As he put it, “It was this perfect storm of raging demand and tight inventory.”

With few good alternatives, renters who might have moved this year have decided to stay put: Almost 62% have renewed their leases, according to RentCafe. That means there is less available inventory in a market that has long suffered from a lack of new housing.


“A lot of renters feel like they’re on a very crowded subway car,” Popov said. “If you have a seat, you might be uncomfortable, but you’re not getting up.”

Joshua Clark, a senior economist at Zillow, said he is stunned by how fast rents have climbed: “There was a heating up, but the fact that we are at these numbers — I would have laughed at myself if I predicted that.”

The forecast does not look good for renters, in the short-term or the long-term. Rising mortgage rates will push some buyers out of the sales market, putting more pressure on the rental market. And as rents climb, even fewer people will move. With no relief in sight for the inventory shortage, renters have few options.

In New York City, Leonard Steinberg, a corporate broker at Compass, said, “I don’t see enough cranes. The best gauge for a city with rentals is: Are they building tall buildings with lots of apartments? I don’t see too many — it’s not enough.”

Economists predict that rents will continue climbing for the next two or three years, but not at the same clip. Push enough renters to the edge of affordability and they will double and triple up, or leave one market in search of a cheaper one.

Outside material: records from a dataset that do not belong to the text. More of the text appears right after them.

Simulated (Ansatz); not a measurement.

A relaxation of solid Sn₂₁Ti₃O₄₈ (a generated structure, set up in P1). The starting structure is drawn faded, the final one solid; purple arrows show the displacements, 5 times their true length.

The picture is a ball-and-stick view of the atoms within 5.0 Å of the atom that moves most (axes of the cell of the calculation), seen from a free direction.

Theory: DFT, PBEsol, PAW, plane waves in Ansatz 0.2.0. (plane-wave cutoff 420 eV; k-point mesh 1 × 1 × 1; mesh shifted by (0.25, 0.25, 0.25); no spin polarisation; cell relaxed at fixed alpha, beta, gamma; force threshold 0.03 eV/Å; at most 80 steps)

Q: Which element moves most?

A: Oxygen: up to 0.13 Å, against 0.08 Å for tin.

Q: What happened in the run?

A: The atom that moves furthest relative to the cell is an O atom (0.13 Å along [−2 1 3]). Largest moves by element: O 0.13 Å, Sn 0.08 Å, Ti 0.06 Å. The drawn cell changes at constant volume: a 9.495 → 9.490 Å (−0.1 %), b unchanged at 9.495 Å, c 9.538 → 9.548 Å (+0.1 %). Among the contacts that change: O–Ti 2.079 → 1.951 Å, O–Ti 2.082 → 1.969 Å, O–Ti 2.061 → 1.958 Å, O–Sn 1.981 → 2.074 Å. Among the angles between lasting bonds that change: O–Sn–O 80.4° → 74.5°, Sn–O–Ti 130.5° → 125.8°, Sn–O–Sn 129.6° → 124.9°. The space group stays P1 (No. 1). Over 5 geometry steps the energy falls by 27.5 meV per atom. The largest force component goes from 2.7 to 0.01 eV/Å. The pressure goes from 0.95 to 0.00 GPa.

“The breakneck pace that we were on in 2021 is just not sustainable,” Popov said. “We’re already starting to see renters respond to that in terms of more searches with roommates.”

So what should renters do? If you can renew your lease, even at a higher rent, the odds are that will be cheaper than moving. You could consider taking on roommates, or looking at cheaper neighborhoods. But none of the options are pleasant, and no one has a crystal ball to predict what the future holds.

“The major X factor is going to be what is happening in the rest of the economy,” Popov said. “If we start to see major shifts in the economy, then all bets are off and we’re in a new world.”